To: carranza2 who wrote (65761)11/6/2004 9:23:49 AM
From: Rambi  Read Replies (2) | Respond to of 71178
 
C2-
I put off the article yesterday til this morning because of its length, and am glad I didn't try to rush through it. It was excellent.

I think you are right about some sort of sea change with this election. It's not been verbalized well yet; so far we are still hearing about the scary knuckledragging religious right, but I don't think it's about that. There are a lot of people voting for Bush who aren't prolife homophobic extremists. Like me. A lot of normal people who feel things have gone too far. When you travel in the rarefied atmosphere of the intellectual liberal (and there are many I respect around here), this is a hard admission and has me examining my knuckles and my tolerance to make sure they are intact.

My dad never mentioned his war experiences, and my father-in-law, who lost a leg and was left for dead at the Battle of the Bulge, doesn't, either. On the other hand, they both drank- so I'm not sure about the resilience. They coped- but they had their supports.

X and I joke a lot about how we think we should be allowed to take drugs just to keep us pleasant on bad days. (I was very sad when my vicodin ran out after my back trouble.) I hate that people are made to feel less than whole for taking prozac or meds. My mother refused hormones during menopause and living with her was torture. Her favorite sayings were, "Grit your teeth and bear it", "Tie a knot in the rope and hang on", and "The Lord Helps Those That Help Themselves". (This was a biggie).
And they DID have those martinis.

There must be a happy, healthy medium in all this.



To: carranza2 who wrote (65761)11/6/2004 3:58:40 PM
From: Maurice Winn  Respond to of 71178
 
<“When I talk about our research, I say to people, ‘I’m not telling you that bad things don’t hurt,’” Gilbert says. “Of course they do. It would be perverse to say that having a child or a spouse die is not a big deal. All I’m saying is that the reality doesn’t meet the expectation.”>

That's been my experience.

Children are apparently not too worried about a parent's death as long as "Who will make my lunch for school?" is answered so they won't have a worry. It's all about them.

And, as adults, it's all about us, so when bad things happen, we run a security check [subconsciously] and if we come up in the clear, we move on with a tear and a shrug and a memory.

Even our own demise I can imagine isn't such a big deal. Having worried about it all our lives, which nature dictates we must, or we'd be dead too soon, when the inevitable arrives, we seem programmed to just go with the flow.

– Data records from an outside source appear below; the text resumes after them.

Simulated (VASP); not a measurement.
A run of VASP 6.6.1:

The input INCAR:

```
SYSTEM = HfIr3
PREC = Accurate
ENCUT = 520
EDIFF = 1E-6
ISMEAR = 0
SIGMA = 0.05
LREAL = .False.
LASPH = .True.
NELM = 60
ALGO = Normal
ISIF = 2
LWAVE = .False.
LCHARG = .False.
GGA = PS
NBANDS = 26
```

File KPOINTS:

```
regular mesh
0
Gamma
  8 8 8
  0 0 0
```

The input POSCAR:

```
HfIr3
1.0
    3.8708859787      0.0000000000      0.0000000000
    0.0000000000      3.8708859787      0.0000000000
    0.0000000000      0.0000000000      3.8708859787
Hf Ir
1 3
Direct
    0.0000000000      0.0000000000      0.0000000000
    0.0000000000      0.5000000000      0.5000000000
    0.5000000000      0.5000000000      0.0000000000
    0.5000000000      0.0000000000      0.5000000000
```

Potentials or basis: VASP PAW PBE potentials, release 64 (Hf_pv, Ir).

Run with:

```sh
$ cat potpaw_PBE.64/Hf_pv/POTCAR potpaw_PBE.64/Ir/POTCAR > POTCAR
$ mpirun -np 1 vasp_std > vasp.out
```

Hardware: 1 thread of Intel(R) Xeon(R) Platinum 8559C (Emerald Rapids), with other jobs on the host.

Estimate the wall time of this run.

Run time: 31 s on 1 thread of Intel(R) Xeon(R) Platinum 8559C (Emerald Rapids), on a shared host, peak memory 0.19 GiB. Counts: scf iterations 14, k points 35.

But not me. Personally, I'm planning on making a break for it. You can go with the flow if you like. I'm outa there. Heading for the hills or somewhere. The reality certainly doesn't suit my expectations.

Mqurice

PS: I did chance upon it. Now, I'm outa here. [I noted correct spelling of Brylcreem, thanks].



To: carranza2 who wrote (65761)11/9/2004 2:01:01 PM
From: Rambi  Read Replies (2) | Respond to of 71178
 
I was reading Richard Feynman's description of his young first wife's death from tuberculosis in "What Do You Care What Other People Think?" this morning (CW gave it to me to read) and thought of our discussion. They had only been married five years as opposed to people who had had a lifetime together, but as he says, this is "a quantitative difference, the psychological problem was still the same." (which gives you a feel for how he looks at things- I am really enjoying it).

He writes:
I was surprised I wasn't feeling what I thought people were supposed to feel under the circumstances... I wasn't delighted, but I didn't feel terribly upset, perhaps because we had known for a long time that it was going to happen.
It's hard to explain. If a Martian (who, we'll imagine, never dies except by accident) came to Earth and saw this peculiar race of creatures-- these humans who live about seventy or eighty years,, knowing that death is going to come-- it would look to him like a terrible problem of psychology to live under those circumstances, knowing that life is only temporary. Well, we humans somehow figure out how to live despite this problem: we laugh, we joke, we live.


He went back to Los ALamos where he was on a project and when someone asked what happened, he said, "She's dead. And how's the program going?"

He also admits that a month later, he walked by a dress shop and thought, Oh, Arlene would like that, and finally cried.

So I don't know where people store hard things, or how they deal with them, but I think it's important to recognize that each of us has his own way of coping, and there is no right or wrong; the wrong is when we judge these reactions.